One of the things that adults in Dhaka often complain about is how young people never remain in the country any longer than they absolutely have to. Most of them escape the minute they have been accepted into schools abroad. It is true this kind of brain drain has negative consequences on the country. But perhaps people should first stop to consider why these young people have no wish to remain in their home country in the first place.

Well for one thing it's the law enforcement system. This plays a very important part in helping people decide to leave, because if even the law enforcers do not follow the law, who else is going to?

There are several law enforcement agencies in Dhaka, but no one who has any idea about what is happening in the country, has faith in them. The only group in which people had any faith was the RAB. When the RAB (formerly, and somewhat more accurately, known as RAT) first started out, many people felt that they were just what Dhaka needed. It was true that their methods were somewhat rough, but the state of Dhaka was in such dire straits that people were willing to accept the RAB's methods. However, this opinion was soon to change.

After a few months, the RAB, just like all the other law enforcement agencies before them, began to go wrong. Rather than going after criminals (as they were meant to), they went on a rampage. They got away with everything they did because of the authority they had. Drunk on power, they behaved worse than the criminals that they were supposed to be tracking down. They became more ruthless, abusing, sometimes, innocent people were "caught in the crossfire" and killed.

One tragic incident is the experience of 65-year-old Muhammad Ali and his wife Aklima. After a disturbance in the area, the man accused of causing it hid in their house. The couple had no idea that the man was in their house, and willingly allowed the "law enforcers" to search the house. After the man was found, the "law enforcers" went wild. They beat Muhammad Ali and when Aklima tried to protest, they roughed her up too.

They stamped on her chest with their booted feet, and then proceeded to destroy their valuables, even damaging the ceiling of their house. They broke the cupboard open, and stole all the money and jewellery it contained. While all this was taking place in the room, another group of "law enforcers" had dragged Muhammad Ali outside by his hair, and continued to torture and beat him. They shot him in both feet, and then shot him in the chest. They then slung him, half dead, into their van and he was never seen alive again.

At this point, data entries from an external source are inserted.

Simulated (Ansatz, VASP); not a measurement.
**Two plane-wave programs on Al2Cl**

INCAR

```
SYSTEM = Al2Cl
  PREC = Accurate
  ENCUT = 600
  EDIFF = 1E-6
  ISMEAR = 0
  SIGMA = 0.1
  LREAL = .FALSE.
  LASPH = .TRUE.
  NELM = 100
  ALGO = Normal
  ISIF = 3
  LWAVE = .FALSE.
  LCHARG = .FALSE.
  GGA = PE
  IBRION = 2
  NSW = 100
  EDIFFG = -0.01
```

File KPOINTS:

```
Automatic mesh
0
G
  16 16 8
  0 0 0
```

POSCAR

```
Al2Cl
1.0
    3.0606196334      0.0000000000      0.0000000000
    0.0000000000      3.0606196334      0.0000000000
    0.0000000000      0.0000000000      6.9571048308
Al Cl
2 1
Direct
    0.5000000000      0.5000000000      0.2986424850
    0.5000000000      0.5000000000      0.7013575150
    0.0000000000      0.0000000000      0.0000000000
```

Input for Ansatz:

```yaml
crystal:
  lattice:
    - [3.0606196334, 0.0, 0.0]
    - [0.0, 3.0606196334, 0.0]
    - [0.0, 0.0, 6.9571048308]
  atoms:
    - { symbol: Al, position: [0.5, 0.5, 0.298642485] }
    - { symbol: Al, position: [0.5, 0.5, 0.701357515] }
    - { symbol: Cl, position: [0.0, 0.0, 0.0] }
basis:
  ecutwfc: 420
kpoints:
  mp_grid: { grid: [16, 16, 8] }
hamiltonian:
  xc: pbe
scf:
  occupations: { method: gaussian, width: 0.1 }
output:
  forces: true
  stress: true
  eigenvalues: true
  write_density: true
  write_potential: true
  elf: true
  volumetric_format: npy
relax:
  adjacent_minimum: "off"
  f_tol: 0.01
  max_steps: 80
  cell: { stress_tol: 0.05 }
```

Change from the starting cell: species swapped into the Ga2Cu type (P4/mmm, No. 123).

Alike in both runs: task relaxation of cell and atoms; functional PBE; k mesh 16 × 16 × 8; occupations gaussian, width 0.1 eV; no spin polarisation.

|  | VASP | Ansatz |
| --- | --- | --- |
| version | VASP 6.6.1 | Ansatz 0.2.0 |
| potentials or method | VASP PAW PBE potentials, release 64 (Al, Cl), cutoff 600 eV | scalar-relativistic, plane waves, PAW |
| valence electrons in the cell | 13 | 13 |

It would be nice to think that after they had tortured and killed a totally innocent man that they would have at least one scrap of decency, which would stop them from further harassing the victim's family. Sadly (and not surprisingly) that could not be further from the truth, because, to add insult to injury, they then filed two criminal cases against the victims!

You would be right to feel that these "law enforcers" should have something better to do than harass innocent old couples.

Then again, the RAB may have been too busy tracking down little boys…who are no doubt dangerous criminals! My friend's 12-yr-old brother was on his way home from school in the school bus and showed some members of the RAB the thumbs up sign. They stopped the bus and told him off because they were too stupid to understand that he was actually complimenting them. Or perhaps they were just defensive about the, wonderful job that they were doing…?

It is true that if all the young people leave there is no hope for the country, but they need reasons to stay. So, people in positions of power, people who can make a difference, should not just sit back and accept this lawlessness because it does not affect them directly. Law enforcement should be approached as a non-partisan issue rather than an argument between the political parties, with each trying to blame the other for what the RAB has become.

Action in this regard would give young people at least some small signs of improvement, and encourage them to stay in Dhaka.